This review was originally published on News Cult in January 2017.

Starring: Josh Gad, K.J. Apa, Britt Robertson, John Ortiz, Dennis Quaid, Peggy Lipton

Director: Lasse Hallström

Running Time: 100 Minutes

Rating: PG for a Few Moments That Make a Dog Whimper

Release Date: January 27, 2017

A Dog’s Purpose asks, “What is a dog’s purpose?” Before answering this question, it is important to note that A Dog’s Purpose presupposes that reincarnation (or at least canine reincarnation) is a fact of existence. If you have been a dog parent multiple times and ever believed that one of your more recent pups was somehow the same as one of your older ones, then this film has your back. This is the third in director Lasse Hallström’s dog trilogy (following 1985’s My Life as a Dog and 2009’s Hachi: A Dog’s Tale), so I feel confident in determining that he imbued that belief into every single frame.

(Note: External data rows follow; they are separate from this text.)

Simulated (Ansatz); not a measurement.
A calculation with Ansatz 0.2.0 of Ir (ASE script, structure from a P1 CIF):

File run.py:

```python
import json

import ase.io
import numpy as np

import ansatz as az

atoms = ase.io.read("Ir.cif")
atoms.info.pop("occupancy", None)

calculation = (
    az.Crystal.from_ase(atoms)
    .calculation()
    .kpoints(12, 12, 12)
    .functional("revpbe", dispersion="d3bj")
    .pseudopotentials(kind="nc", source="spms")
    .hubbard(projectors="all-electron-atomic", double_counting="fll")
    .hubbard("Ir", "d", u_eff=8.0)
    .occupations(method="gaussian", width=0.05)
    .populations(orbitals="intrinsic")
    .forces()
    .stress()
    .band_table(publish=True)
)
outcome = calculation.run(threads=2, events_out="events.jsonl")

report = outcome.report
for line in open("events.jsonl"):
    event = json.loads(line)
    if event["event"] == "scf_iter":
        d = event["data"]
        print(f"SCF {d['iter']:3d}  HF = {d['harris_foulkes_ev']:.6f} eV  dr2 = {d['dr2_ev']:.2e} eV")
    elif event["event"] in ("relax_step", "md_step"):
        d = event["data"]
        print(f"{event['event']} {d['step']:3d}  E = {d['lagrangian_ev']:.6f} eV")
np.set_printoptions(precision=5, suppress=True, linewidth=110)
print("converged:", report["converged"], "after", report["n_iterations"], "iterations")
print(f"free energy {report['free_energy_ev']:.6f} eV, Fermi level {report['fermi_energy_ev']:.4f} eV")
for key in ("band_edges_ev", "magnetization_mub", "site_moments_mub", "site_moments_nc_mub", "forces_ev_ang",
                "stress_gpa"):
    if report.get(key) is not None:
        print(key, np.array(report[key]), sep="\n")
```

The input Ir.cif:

The film seeks its meaning by tracking the lives of the dog (voiced by Josh Gad in each iteration) over approximately 50 years. The lifetimes that are traversed include an all-American football-slinging, farming sixties family; a seventies detective buddy story; a Jheri curled-style romance in the eighties and nineties; and a reunion narrative in the 2000’s, along with a few danger-filled detours along the way. The canine perspective remains endearing, with much humor mined from the dog growing into its new bodies, often switching genders (the breeds range from Red Retriever to German Shepherd, down to Corgi, concluding as a St. Bernard-Australian Shepherd mix).

But the quality of the film is only as strong as the quality of each of the human stories. The most prominent is also the most cliché-ridden. Ethan (K.J. Apa) is a wholesome high school quarterback with everything going his way until an accident derails his guarantee of an athletic scholarship. Rectify’s Luke Kirby does what he can in the mandatory drunk dad role, and Britt Robertson is a minor delight as Ethan’s best gal, but this whole segment is a slog due to painfully unimaginative writing.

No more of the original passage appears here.